We’re about to release a new product, and someone asked how we are gearing up our marketing for its introduction. The answer is we’re not. His question is rational, but it’s comes from a place that says if you surround a new product with marketing, you increase the chance of success.
The problem is that this assumes customers want this marketing and will trust the messages. It is wise to assume most customers distrust marketing, they have little time or patience, and they are smarter than how most advertising treats them. New products particularly face this reality.
Wouldn’t you be more likely to buy a new product if someone other than the company selling it recommended it? How often do you believe claims abut new products?

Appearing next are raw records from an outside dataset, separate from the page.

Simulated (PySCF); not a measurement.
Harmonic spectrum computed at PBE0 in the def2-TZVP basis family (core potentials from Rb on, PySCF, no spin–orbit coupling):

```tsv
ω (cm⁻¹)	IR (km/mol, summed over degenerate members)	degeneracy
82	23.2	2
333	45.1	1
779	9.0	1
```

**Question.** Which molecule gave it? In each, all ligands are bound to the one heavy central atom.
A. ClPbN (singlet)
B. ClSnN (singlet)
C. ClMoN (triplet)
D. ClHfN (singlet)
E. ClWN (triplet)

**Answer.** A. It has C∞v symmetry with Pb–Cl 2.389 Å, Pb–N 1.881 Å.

What we find works is releasing a product, getting it into the hands of a bunch of customers, listening to their criticism and ideas, and then building on their word of mouth. When this first group of customers starts telling you the product is actually useful and they want to keep it, then you might have something. Customers talking about a product generate far more sales than our claims.
The last thing you want is a whole bunch of customers running into your store because they saw some great ad, and then acting disappointed when they see your new pots and pans. Introduce the pots and pans more slowly. Unfortunately most people can’t wait, and marketing testosterone usually trumps sensitivity to customers.
Which leads to the second common trap when marketing new products. Claims are more easily wrong before lots of customers whack away at the product. Your customers can give you tremendous insight into what works and what sucks. If you collect enough of this data, you can produce straightforward, useful information about your product, and skip the claims. Introduce your marketing once you really have a grip on how people outside your company view your product.
I very much concur with this line of reasoning and the idea of letting a good product shine without overlaying artificial messages which potential consumers have learned to largely ignore.
On one of my projects, I have recently needed to find some middle ground with an old-school marketing fellow who is pushing his approaches while I advocate toning down the messaging and relying on iterative design to increase usability and hence user commitment.
word of mouth is marketing!!! so you just use one marketing tool instead of a bunch!